But when I walked into these co-working spaces, it seemed to be designed by someone who had never worked a day in their life – moldy bean bags, generic wooden desks, inconvenient plugs, the whole aesthetic an affront to my backpacker spirit. Lugging around a laptop? As if shoving all my valuables into a hostel vault wasn’t already hard enough. At least that was what I told myself. I knew, deep down, that this journey would eventually have to evolve. But I wasn’t in any rush. In those first few years, skipping between nameless towns, hostels, and midnight buses felt like enough.

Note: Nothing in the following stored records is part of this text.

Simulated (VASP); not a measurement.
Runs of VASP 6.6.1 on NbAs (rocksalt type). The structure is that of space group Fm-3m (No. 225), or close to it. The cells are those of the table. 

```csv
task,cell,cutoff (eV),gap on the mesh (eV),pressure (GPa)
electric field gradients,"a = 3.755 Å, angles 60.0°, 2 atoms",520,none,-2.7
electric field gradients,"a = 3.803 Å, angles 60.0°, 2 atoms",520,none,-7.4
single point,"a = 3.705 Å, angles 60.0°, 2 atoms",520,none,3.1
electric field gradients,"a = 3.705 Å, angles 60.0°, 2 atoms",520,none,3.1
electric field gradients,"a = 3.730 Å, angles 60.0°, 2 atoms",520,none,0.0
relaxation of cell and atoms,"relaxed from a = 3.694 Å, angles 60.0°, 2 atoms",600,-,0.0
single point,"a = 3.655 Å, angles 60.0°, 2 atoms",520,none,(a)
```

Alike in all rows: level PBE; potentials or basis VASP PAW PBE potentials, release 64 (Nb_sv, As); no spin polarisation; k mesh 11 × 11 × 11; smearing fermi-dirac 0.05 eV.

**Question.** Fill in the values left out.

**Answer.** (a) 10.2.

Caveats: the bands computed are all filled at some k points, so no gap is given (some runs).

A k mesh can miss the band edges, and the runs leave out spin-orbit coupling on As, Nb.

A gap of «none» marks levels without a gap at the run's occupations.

I kept telling myself that it would happen eventually. Procrastination became my default mode. I wasn’t really working—I was just drifting, happy to spend all my savings as I was going through my “planes, trains, and automobiles” phase, as I fondly call those splendid years today. I was sleeping in hostels, washing my laundry in the sink, and living from one ticket to the next. But after a couple of years and countless random temporary jobs, something started pulling at me.
The digital nomads I met weren’t just travelers; they had a different rhythm to their lives, one that was certainly less chaotic than my own rhythm, which was seemingly controlled by the clickety clackety sound of my boots on cobblestones, and the thumping reverberations of old SUVs on dirt roads. The Nomads would settle in one place for three to six months, work in the morning, and surf in the afternoon. I joked that the surf lineup was just a sea of gringos, but inside, I was jealous. I wanted what they had.
It wasn’t just a lifestyle but a way of life for them. And I couldn’t ignore it anymore. I had romanticized the idea of settling into something more sustainable, something that could transform my (at this point) exhausting travels into something deeper. I was tired of working odd jobs in random countries just to fund my next plane ticket. I wanted to expand my world and my professional life without giving up my freedom. But I couldn’t keep hopping on midnight buses if I had an 8:00 a.m. meeting to attend, right?
Eventually, I pursued it. The digital nomad identity became something I wanted to slip into, maybe even hide behind, oh to be a citizen of the world with no end in sight.
Don’t get me wrong: my travels, the lessons I learned, and the person I discovered along the way were my life’s most real and grounding experiences. But as with everything, change was inevitable. Over time, my nature became less nomadic.
One of the first signs of this shift? I started craving a kitchen.
After years of hostel stoves, tuna cans, and crackers for dinner, I missed cooking. I missed blasting Gaetz Gilberto while making lasagna, dancing to bossa nova in my cramped Tel Aviv apartment, the air thick with basil, tomatoes, and the scent of old walls. Still, just like in those grounded yet lacking days in Tel Aviv, I always found a way to make challah on Fridays during my travels – a near non-negotiable ritual.
I wanted to tap into that side of myself again. I longed for stability, for a space to call my own. And so, my travels slowed. I was no longer hopping between cities and jungles; I was staying, breathing, and cooking. It grounded me. The kitchen became a meditation – one constant in a life that looked nothing like that Tel Aviv apartment, the one that now seemed so far away, yet somehow, stirring bechamel sauce brought me back to it.
Suddenly, the idea of accumulating possessions, heaven forbid! – no longer seemed so alien. I started thinking about the future, about the jobs that would allow me to keep traveling while being stationary when I craved it.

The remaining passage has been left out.